Hi Bart,
On 2020-07-14 12:26, Can Guo wrote:
Hi Bart,
On 2020-07-14 11:52, Bart Van Assche wrote:
On 2020-07-13 19:28, Can Guo wrote:
o Queue eh_work on a single threaded workqueue to avoid concurrency
between
eh_works.
Please use another approach (mutex?) to serialize error handling.
There are
already way too workqueues in a running Linux system.
Yeah, mutex works, but in this change, we need to flush the eh_work. As
per
test, in real cases, flush_work can trigger warnings if the work is
queued on
system_wq. Please check func check_flush_dependency().
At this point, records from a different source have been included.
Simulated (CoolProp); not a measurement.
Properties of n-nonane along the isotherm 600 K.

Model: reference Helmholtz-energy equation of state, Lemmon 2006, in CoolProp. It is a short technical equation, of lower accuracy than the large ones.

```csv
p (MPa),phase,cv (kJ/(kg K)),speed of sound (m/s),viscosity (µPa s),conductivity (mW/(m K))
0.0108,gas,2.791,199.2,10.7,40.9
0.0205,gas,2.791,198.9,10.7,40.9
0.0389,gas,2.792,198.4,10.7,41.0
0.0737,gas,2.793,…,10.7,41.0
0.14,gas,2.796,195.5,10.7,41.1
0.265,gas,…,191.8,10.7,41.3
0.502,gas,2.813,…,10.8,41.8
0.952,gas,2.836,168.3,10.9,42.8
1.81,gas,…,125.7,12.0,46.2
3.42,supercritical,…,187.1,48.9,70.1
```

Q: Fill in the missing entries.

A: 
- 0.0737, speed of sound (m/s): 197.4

o According to the UFSHCI JEDEC spec, hibern8 enter/exit error occurs
when
the link is broken. This actaully applies to any power mode change
operations. In this change, if a power mode change operation
(including
AH8 enter/exit) fails, mark the link state as UIC_LINK_BROKEN_STATE
and
schedule eh_work. eh_work needs to do full reset and restore to
recover
the link back to active. Before the link state is recovered to
active by
eh_work, any power mode change attempts just return -ENOLINK to
avoid
consecutive HW error.
o To avoid concurrency between eh_work and link recovery, remove link
recovery from hibern8 enter/exit func. If hibern8 enter/exit func
fails,
simply return error code and let eh_work run in parallel.
o Recover UFS hba runtime PM error in eh_work. If
ufschd_suspend/resume
fails due to UFS error, e.g. hibern8 enter/exit error and SSU cmd
error,
the runtime PM framework saves the error to
dev.power.runtime_error.
After that, hba runtime suspend/resume would not be invoked anymore
until
dev.power.runtime_error is cleared. The runtime PM error can be
recovered
in eh_work by calling pm_runtime_set_active() after reset and
restore
succeeds. Meanwhile, if pm_runtime_set_active() returns no error,
which
means dev.power.runtime_error is cleared, we also need to
explicitly
resume those scsi devices under hba in case any of them has failed
to be
resumed due to hba runtime resume error.
o Fix a racing problem between eh_work and ufshcd_suspend/resume. In
the
old code, it blocks scsi requests before schedules eh_work, but
when
eh_work calls pm_runtime_get_sync(), if ufshcd_suspend/resume is
sending
a scsi cmd, most likely the SSU cmd, pm_runtime_get_sync() will
never
return because scsi requests were blocked. To fix this racing
problem,
o Don't block scsi requests before schedule eh_work, but let
eh_work
block scsi requests when eh_work is ready to start error
recovery.
o Meanwhile, if eh_work is schueduled due to fatal error, don't
requeue
the scsi cmds sent from ufshcd_suspend/resume path, but simply
let the
scsi cmds fail. If the scsi cmds fail, hba runtime suspend/resume
fails
too, but it does hurt since eh_work recovers hba runtime PM
error.
o Move host/regs dump in ufshcd_check_errors() to eh_work because
heavy
dump in IRQ context can lead to stability issues. In addition, some
clean
up in ufshcd_print_host_regs() and ufshcd_print_host_state().
The above list is a long list. To me that is a sign that this patch
needs to
be split into multiple patches.
Thanks,
Bart.
Sure, will split it into a few patches.
Thanks,
Can Guo.
I tried, but I find it hard to split it as it works as a whole, it is a
refactor
change rather than a mixture of multiple fixes. I will try to refine the
commit
msg in next version. So it goes just as it is now.
Thanks,
Can Guo.